Ebay is laying off 7% of its workforce, with much of those cuts coming from its legacy marketplace business, the report said.
With traffic and sales slowing, eBay has tried to refashion its namesake auction site from an antiquated yard sale into an on-trend retailer. But it’s facing greater competition from the soon-to-IPO crafts marketplace Etsy and even old-school retailers like Walmart, Staples, and Home Depot, the website said,
Also not helping are the US dollar’s strength, which makes American goods more expensive to international buyers; security breaches; and problems with how eBay shows up in some search engines, the report said.
It’s unlikely any of the changes executives outlined so far to prop up eBay will be enough to save it. Even eBay’s CFO laid it on straight: “Things will get worse in the first half of 2015 before they get better, ” he told analysts, after eBay released fourth-quarter financial results, according to the website.
Meanwhile, Icahn, who directly or indirectly owns stakes in several oil and gas sector companies, said he is not bullish on oil, Benzinga.com said.
“I believe that oil will go lower and with Saudi Arabia sort of caught blind-siding the world and I don’t blame them, ” Icahn said in a recent interview with CNBC, according to the report.
“I think perhaps they made a smart decision for themselves. I think oil is very sensitive to very small difference in supply and demand. It has that roughly 93 million barrels a day that are utilized and consumed and supplied and when it goes over that and now it’s like a million and a half or so barrels changes, the supply is high, is higher by that amount, it wreaks havoc on the stock.

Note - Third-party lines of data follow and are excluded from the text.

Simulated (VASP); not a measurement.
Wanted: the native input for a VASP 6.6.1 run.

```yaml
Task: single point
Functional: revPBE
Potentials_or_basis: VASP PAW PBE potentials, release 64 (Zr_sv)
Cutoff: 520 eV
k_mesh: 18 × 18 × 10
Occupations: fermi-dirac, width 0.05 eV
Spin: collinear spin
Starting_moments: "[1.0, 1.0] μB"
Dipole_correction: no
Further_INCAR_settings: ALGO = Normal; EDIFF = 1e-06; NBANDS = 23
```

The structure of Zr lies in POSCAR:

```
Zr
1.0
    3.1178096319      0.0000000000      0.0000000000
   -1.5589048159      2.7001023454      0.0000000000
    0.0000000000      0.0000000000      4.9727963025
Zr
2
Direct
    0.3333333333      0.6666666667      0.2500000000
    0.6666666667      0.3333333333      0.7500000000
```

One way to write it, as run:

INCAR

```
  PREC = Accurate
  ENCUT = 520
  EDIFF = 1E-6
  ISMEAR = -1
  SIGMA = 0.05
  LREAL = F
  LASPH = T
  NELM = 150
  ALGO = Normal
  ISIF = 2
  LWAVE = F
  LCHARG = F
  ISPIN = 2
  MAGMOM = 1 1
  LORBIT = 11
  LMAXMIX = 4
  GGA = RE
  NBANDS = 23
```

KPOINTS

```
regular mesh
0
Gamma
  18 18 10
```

“But I don’t think that will continue, ” Icahn said, according to the website. “I think, the supply by definition almost has to dry up in the next few years because of depletion…and you have depletion of about 4 percent a year. So, to catch up with that you need almost one Saudi Arabia has to be discovered almost every two or three years the way I look at it. I look at it very simplistically like that”
When asked to reiterate whether he thinks that oil prices will continue to decline, Icahn replied, “I think in the near-term, it will continue to go down unless there’s some outside event which could be a crisis event, something happens to curtail the supply of oil, but if that doesn’t happen I think at least for the near-term oil prices will go lower”, according to Benzinga.